Wyrick v. State

Annotate this Case

590 P.2d 46 (1979)

James D. WYRICK, Appellant, v. STATE of Alaska, Appellee.

No. 3677.

Supreme Court of Alaska.

February 2, 1979.

Dana Fabe, Asst. Public Defender, Brian Shortell, Public Defender, Anchorage, for appellant.

Susan Delbert, Asst. Dist. Atty., Joseph D. Balfe, Dist. Atty., Anchorage, Avrum M. Gross, Atty. Gen., Juneau, for appellee.

Before BOOCHEVER, Chief Justice, and RABINOWITZ, CONNOR, BURKE and MATTHEWS, Justices.

OPINION

BOOCHEVER, Chief Justice.

James Wyrick appeals his burglary conviction because the state did not preserve and make available to him physical items from which fingerprints were taken. This failure, Wyrick argues, prevented him from testing the reliability of the fingerprints and violated the state's affirmative duty to disclose potentially favorable evidence to the defense.[1]

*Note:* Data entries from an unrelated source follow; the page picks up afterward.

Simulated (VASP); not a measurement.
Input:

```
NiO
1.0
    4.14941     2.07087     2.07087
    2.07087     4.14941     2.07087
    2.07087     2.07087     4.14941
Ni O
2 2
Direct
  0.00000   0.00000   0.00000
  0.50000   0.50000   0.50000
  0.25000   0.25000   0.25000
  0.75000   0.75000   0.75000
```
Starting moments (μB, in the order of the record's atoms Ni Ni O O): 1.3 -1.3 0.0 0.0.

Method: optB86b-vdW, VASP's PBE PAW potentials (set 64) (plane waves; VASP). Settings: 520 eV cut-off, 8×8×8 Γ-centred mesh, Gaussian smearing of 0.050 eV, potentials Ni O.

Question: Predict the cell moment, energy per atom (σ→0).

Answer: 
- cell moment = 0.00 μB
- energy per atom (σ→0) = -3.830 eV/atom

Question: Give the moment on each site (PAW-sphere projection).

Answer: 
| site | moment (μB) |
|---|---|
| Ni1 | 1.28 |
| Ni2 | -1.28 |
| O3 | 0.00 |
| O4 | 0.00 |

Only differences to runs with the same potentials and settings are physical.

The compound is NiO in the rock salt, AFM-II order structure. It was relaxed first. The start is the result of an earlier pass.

The police obtained twenty-two latent prints from items of a restaurant which had been burglarized and arrested Wyrick after *47 they matched four of those prints with a set of Wyrick's prints on file with the Alaska State Troopers. The state preserved and made available to Wyrick all the prints taken from the restaurant.

The defense made a pre-trial motion for the production of the items from which the prints were taken, or alternatively, for suppression of the fingerprint evidence. The items were unavailable and so could not be produced.[2] The court denied the defendant's suppression motion, stating that the fingerprints, not the items from which they were taken, were the evidence which the state had a duty to preserve.

At trial, the fingerprints were the crucial evidence linking the defendant to the burglary. There was lengthy cross-examination of John Sauve, an expert in fingerprint analysis and a laboratory technician with the Alaska State Troopers. Sauve had analyzed the prints and concluded that four were Wyrick's.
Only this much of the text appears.